Yes. All water is corrosive. In Montreal, we have so many lead pipes that it’s more of a problem. You know, it’s an old city.
Well, young people are very susceptible to it. Health Canada tells us that two in 1,000 children will be affected by intellectual disabilities if they are exposed to lead levels over five parts per billion. If we think two in 1,000 and there’s 300,000 affected people, that’s an awful lot of kids.
Montreal has tens of thousands of lead pipes and in 2007, the city was advised to start putting orthophosphate in the water. That’s a substance that protects everybody because it coats the inside of the pipes and makes sure that no more rusting or dissolving happens. But that wasn’t done and now the experts told us in our reporting that orthophosphate can no longer be added to the water without causing increased levels of lead. And so Montreal is in quite a bind.
Well, the mayor has announced that the city will be investing $557 million in replacing the public side of the lines, the city owned lines. But there are a lot of other steps we can take. Providing the appropriate filter, NSF 53, or 58, our research shows us and the experts tell us, are the best solutions.
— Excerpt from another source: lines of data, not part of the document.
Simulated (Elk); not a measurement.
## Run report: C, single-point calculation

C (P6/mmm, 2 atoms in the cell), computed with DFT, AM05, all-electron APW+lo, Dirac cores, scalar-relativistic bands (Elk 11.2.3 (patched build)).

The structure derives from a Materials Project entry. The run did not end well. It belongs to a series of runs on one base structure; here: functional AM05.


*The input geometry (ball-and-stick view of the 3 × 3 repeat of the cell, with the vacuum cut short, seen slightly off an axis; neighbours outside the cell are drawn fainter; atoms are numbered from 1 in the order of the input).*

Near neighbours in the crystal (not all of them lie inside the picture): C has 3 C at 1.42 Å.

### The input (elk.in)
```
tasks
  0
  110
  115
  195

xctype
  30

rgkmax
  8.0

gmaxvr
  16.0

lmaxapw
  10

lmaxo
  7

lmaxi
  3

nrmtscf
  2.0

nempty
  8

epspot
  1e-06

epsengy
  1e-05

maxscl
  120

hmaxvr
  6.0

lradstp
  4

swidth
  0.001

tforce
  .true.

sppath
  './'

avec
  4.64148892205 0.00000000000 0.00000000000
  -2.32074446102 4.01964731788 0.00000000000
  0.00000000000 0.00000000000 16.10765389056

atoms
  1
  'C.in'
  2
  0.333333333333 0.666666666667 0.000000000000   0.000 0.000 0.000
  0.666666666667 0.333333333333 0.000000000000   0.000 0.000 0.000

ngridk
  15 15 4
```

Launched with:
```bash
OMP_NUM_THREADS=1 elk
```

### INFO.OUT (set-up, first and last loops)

Well, Montreal isn’t able to take the steps necessary to prevent the lead from getting in the water, so it’s going to be a long-term solution here. The city of Montreal has said that they will have all of the public side pipes removed by 2030, which is four years behind schedule. But there are tens of thousands more pipes on the private side. Just like in Flint and Newark and Washington, these are long-term problems and they need to be in the public eye.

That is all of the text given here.